Rome: Catholic and Orthodox theologians discuss papal primacy

Source: FSSPX News

 

An international meeting on the theme of the primacy of the Pope will take place behind closed doors in May at the Vatican. Even if infallibility cannot be called into question, the way in which the Pope exercises his power could draw its inspiration from the Orthodox patriarchs. This meeting has been organized by Cardinal Kasper, president of the Pontifical Council for the Unity of Christians. It is the first such meeting initiated by the Vatican which questions the doctrine of the primacy of the Pope, even if numerous discussions of this type have already taken place within ecumenical dialogue groups. And if the next symposium gathers only Orthodox experts, it is partly because the dialogue with this “sister Church” has made noticeable progress these past few months. Furthermore, the Vatican asserts that “the example of an eventual unity with the Orthodox would certainly favor a reconciliation with the other Christian churches”. In his encyclical Ut unum sint, published in May 1995, John Paul II himself asked that the experts “find a way of exercising the primacy” which, while preserving the “essential of his mission”, “would open up to a new situation”.

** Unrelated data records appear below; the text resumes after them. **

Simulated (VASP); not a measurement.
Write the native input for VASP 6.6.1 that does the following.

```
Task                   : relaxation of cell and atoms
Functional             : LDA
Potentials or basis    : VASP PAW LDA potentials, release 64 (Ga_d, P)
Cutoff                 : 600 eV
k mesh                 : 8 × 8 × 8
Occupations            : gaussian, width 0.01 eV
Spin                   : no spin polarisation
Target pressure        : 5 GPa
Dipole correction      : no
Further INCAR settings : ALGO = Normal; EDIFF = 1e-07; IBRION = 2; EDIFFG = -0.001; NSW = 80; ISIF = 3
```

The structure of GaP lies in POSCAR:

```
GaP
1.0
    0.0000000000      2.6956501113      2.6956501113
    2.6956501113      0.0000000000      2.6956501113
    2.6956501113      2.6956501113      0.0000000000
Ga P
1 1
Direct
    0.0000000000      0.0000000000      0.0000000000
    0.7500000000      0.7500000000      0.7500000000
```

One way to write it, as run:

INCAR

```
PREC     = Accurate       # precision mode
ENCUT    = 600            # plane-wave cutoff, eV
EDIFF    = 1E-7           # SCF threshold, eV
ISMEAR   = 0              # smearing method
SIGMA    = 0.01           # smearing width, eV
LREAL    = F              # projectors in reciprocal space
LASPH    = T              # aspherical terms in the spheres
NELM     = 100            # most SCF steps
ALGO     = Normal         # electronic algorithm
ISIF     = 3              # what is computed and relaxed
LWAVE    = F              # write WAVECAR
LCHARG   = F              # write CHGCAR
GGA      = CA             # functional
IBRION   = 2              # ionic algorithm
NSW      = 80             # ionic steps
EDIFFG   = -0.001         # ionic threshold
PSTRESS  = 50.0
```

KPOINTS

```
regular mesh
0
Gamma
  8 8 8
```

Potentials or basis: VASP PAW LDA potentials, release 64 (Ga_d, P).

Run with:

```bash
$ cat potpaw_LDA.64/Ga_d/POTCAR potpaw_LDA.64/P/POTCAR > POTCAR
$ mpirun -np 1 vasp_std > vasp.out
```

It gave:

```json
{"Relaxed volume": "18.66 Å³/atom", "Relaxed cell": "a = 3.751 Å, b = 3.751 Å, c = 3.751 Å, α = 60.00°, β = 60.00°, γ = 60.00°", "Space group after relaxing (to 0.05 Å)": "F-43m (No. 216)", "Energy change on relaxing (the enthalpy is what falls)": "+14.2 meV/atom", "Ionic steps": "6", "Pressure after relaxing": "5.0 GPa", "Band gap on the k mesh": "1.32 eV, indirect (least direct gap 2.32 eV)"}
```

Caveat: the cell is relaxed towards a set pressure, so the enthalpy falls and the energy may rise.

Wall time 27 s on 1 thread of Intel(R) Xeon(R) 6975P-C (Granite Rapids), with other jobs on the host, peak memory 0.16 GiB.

This kind of encounters is not harmless and represents a danger to the Catholic faith: let us not forget that six Protestant theologians took part in the making of the Novus Ordo: we can see the result. We certainly have not reached that stage yet, but these Orthodox theologians are not in Rome to twiddle their thumbs: the current “dialogue” mentality of today’s Church, and the “mutual enrichment”, which is so much sought after, will result in necessarily ambiguous formulae or half truths, such as can be found in the Balamand Declaration with the Orthodox, or again, in the agreement with the Protestants on justification. Besides, these “steps forward” provide a key to interpret the acts which, at least in some respects, seem to return to a more traditional theology – such as the encyclical on the Eucharist – and they lessen their significance. Unless they be the outward manifestations of the important differences within the Roman dicasteries and of the freedom given to those who do nothing but demolish among whom is the present president of the Pontifical Council for the Unity of Christians.